Monday, February 12, 2018

Five Key Numbers From President Donald Trump’s 2019 Budget

Presidential budget proposals are often dismissed by Congress, but they illustrate the White House’s key priorities and assumptions about what those policies would do. Here’s a look at five key numbers from President Donald Trump’s 2019 budget proposal.

Lower Revenues
-$2.7 trillion Over 10 Years

For the decade ending 2027, the Trump administration sees revenues falling lower by around 6%, or $2.7 trillion, compared with last year’s projections. Revenue in 2019, at 16.3% of GDP, would fall to levels traditionally seen only after recessions.

Last year, budget analysts and economists cried foul when the Trump administration appeared to double-count certain revenues. Officials projected economic growth would generate an extra $2.1 trillion in revenues over a decade, but they appeared to count this money both to pay for deficit reduction and to offset the cost of tax cuts.

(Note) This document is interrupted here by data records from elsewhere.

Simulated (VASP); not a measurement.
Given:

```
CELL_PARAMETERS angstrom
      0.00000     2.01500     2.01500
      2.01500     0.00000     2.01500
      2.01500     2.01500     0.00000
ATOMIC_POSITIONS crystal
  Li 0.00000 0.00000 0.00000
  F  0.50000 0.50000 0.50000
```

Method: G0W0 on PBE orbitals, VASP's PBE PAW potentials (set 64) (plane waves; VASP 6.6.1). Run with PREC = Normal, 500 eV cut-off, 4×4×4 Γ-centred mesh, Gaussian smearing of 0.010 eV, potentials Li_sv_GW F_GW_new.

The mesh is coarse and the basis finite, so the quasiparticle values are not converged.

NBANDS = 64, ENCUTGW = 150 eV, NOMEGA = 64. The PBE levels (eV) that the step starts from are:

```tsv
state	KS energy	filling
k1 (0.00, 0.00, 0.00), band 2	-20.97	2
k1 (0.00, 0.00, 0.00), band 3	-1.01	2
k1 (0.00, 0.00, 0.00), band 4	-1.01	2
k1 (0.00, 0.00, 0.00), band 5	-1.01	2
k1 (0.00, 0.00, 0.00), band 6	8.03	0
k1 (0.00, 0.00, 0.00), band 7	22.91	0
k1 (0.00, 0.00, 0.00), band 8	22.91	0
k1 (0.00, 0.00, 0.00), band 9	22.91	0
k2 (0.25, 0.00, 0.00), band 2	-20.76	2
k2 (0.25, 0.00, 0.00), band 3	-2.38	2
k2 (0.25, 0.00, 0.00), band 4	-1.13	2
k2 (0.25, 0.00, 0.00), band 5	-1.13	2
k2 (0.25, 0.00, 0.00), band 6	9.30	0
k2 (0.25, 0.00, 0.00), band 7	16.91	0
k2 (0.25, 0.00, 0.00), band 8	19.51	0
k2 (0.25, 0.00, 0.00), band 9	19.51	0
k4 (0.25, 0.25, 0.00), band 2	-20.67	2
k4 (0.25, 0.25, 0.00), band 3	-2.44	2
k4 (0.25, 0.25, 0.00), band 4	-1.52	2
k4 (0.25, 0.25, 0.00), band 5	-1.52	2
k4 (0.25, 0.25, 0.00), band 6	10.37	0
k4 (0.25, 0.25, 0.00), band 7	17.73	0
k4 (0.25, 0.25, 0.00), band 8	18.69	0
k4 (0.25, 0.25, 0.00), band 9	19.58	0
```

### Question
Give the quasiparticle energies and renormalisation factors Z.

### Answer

This year’s budget wasn’t able to make that assumption because it accounted for the tax cut signed into law by Mr. Trump in December. While the Trump administration revised up its projections of economic growth, it now shows a much bigger revenue hole than did last year’s budget.

Higher Deficits
An 87% Increase in 2019

The Trump administration now estimates a budget deficit of $984 billion next year, which represents an 87% increase from last year’s projection. As a share of economic output, the deficit will rise to 4.7%, from 3.4% in 2017. Last year, the Trump administration projected the budget deficit for 2019 would fall to 2.5% of GDP.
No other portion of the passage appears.